How To Manage Your Boss
Over two-thirds of the people surveyed in a recent Gallup Poll indicated they voluntarily quit their jobs because they felt their manager wasn’t doing a good job. In other words, they didn’t quit their company….they quit their BOSS!
Anyone who has been a boss knows that his or her actions as a boss not only impact the employee, but also what happens in the employee’s home and the dinner table.
If you work for a company, I’m sure you’ve been there. You may see it as a helpless feeling. The company is a perfect fit for what you want to do with your career, but the man or woman to whom you report is a direct roadblock on the path to your happiness. You don’t want to quit your job, or maybe you can’t afford to quit your job.
“What am I supposed to do,” you may think to yourself, “Fire my boss?” While you probably can’t actually fire your boss, you CAN manage him or her.

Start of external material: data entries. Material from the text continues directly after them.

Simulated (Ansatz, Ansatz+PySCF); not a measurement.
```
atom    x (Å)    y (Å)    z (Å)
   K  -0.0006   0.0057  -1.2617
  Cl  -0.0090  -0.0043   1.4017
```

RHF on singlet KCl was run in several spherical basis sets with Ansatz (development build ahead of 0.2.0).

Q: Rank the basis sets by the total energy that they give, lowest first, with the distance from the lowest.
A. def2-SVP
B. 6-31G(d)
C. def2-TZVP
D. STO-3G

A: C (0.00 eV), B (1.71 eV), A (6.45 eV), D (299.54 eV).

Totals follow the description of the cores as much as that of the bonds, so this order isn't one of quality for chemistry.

Flipping the script on who manages who is the perfect chance for you to take back control of your job. While the actual, literal chain of command won’t change…..he or she is STILL your boss…..you can at least manage the circumstances of your situation to the point where you can maximize your skill set in order to succeed.
Based on my experiences, the ability to successfully manage the manger centers around three core concepts.
1. Clear and Reasonable Expectations – I’m a data guy at heart. I like metrics, and am often leery of business elements that cannot be measured in some way.
You should be the same way when it comes to the expectations your boss has for you. Get this in writing….NOW! If your boss doesn’t have a written set of expectations for you, come up with your own, and ensure that your boss gives it the OK. These expectations should be measurable and quantifiable. They should lay out a plan for what you are expected to do for the next 12 months or so, drilling down to quarterly, monthly, weekly, or daily, as needed. They should be something you can refer to at any point along the way to determine if you’re on your way to meeting these expectation, or, failing that, what you need to do to get there.
Most importantly, these expectations need to be reasonable. You know the level at which you are capable of performing. Your boss knows the level at which he or she expects you to perform. Rarely are these two levels in alignment from Day One, as it takes a feeling out process to establish what level works for both parties. Once the expectations are laid out, work closely and communicate frequently with your boss, especially early on, to ensure that you’re both on the same page, and customize a plan to get you at the “win-win” level you can both be happy with.
2. Respect – Remember those adages that your parents instilled in you growing up? Especially the one about “Treat others as you, yourself, would like to be treated”?
The same holds true for a corporate environment. Would you dare talk down to your boss, or act disrespectful? Probably not. So you shouldn’t tolerate or accept any instance where your boss talks down, or acts disrespectful to you.
If you find this happening in your company, take control of the situation. Find a one-on-one setting in which you can tell your boss that his or her behavior is not acceptable in that situation.
Same goes for any corrective feedback that your boss wishes to share with you. If your boss has an issue with an element of your performance, instead of taking it public to other managers or employees, ensure that you are more than willing to listen to any corrective feedback he or she wants to share with you, so long as it’s in a private, one-on-one setting.
3. Integrity – While most any company possesses a sense of integrity at its core at all times, it is a must-do for EVERYBODY in the company to conduct themselves with integrity around the clock, starting with the company’s leadership to lead by example. If this does NOT happen, and a leader doesn’t conduct him- or herself with the utmost integrity, you MUST communicate this to that boss ASAP. Let that person privately know that you’re not OK with the situation at hand. If you feel that your comments are falling on deaf ears, then don’t hesitate to take your ideas to another channel in the organization, such as HR. It’s the primary purpose of that department, after all.
This policy should extend to your customer and client base as well. As long as the integrity is being upheld on both sides of the coin, act as if the customer or client is ALWAYS right. Never forget this. But if you think the client is jeopardizing integrity, then it’s time to huddle up with your team and plan a set strategy going forward.
These are three of the ways in which YOU can take control of your situation at work, and manage YOUR boss.